Physics Professor James Freericks Wins National Book Award
October 23, 2009
In early October, the Association of Jesuit Colleges and Alpha Sigma Nu, the honor society of Jesuit colleges and universities, awarded a 2009 National Book Award in the category of the sciences to Georgetown Physics professor James Freericks for his book Transport in Multilayered Nanostructures: The Dynamical Mean-Field Theory Approach. Freericks feels especially honored by this award, he explained, because it is rare for a book geared for science experts to be awarded a book prize.
"My ultimate goal is for this work to help enable other researchers to enter this fascinating field and to become practitioners on their own," he said. "I hope the recognition and honor associated with this award will help increase the audience of the book and make this goal become a reality. Finally, there is a special honor in being the first Georgetown faculty to be awarded this prize in the field of natural science."
Freericks describes his research as describing the methodology for determining the properties of electrons that interact strongly with each other in a device composed of materials stacked on each other, "as layers on a sandwich."
"Everyone knows electrons are negatively charged and they repel each other," Freericks explains. "What most people don't know is that in most materials, scientists who are calculating the properties of these materials can ignore this fact and still find very accurate results for about 90% of the known materials. This is because the quantum mechanical effects make the electrons act like they don't see any of the other electrons because of the so-called Pauli exclusion principle. My work focuses on the remaining 10% or so of materials, where electrons interact so strongly with each other that their movement through a solid is a complicated, intertwined dance, somewhat like a 'conga line'."
Freericks describes how these materials behave when layered with what he calls common or "garden variety" metals like copper, silver, gold, platinum, lead, and magnesium, which differ from "strongly correlated metals" like the rare-earth magnets that are used in all headphones. Freericks notes that electrons move differently through those common metals than through "strongly correlated" metals, which provides the basis for his research.
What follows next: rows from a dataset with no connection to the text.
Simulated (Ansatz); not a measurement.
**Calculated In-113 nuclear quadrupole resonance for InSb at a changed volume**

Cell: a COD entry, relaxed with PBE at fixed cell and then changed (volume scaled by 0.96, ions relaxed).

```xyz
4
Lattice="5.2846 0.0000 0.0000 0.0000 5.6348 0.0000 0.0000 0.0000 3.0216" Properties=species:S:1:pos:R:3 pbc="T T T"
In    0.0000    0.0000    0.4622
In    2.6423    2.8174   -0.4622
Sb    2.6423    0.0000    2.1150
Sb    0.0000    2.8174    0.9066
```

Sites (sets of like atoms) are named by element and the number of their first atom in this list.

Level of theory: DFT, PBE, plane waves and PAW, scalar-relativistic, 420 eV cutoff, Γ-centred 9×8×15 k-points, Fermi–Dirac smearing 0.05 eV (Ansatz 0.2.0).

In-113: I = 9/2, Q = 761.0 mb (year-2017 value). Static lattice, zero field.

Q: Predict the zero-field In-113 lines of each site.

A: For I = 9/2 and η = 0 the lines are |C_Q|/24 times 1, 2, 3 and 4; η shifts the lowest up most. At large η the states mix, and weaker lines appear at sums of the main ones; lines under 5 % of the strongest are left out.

Applications for this technology are many. "[They] fall into the realm of tunnel diodes, which can be used as transistors in computer chips, to superconducting Josephson junctions, which could be the next generation of ultrafast computers (100 GHz or faster processor speeds), to green technologies such as solid-state cooling or power generation from so-called thermoelectric effects."
Freericks is currently teaching an undergraduate class "Physics 211: Relativity and Quantum Mechanics" and is a member of the University Committee on Rank and Tenure. He has an A.B. from Princeton, took both his Master’s and Ph.D. from University of California, Berkeley, and is a visiting scholar at the National Institute of Standards and Technology. He has been teaching at Georgetown since 1994.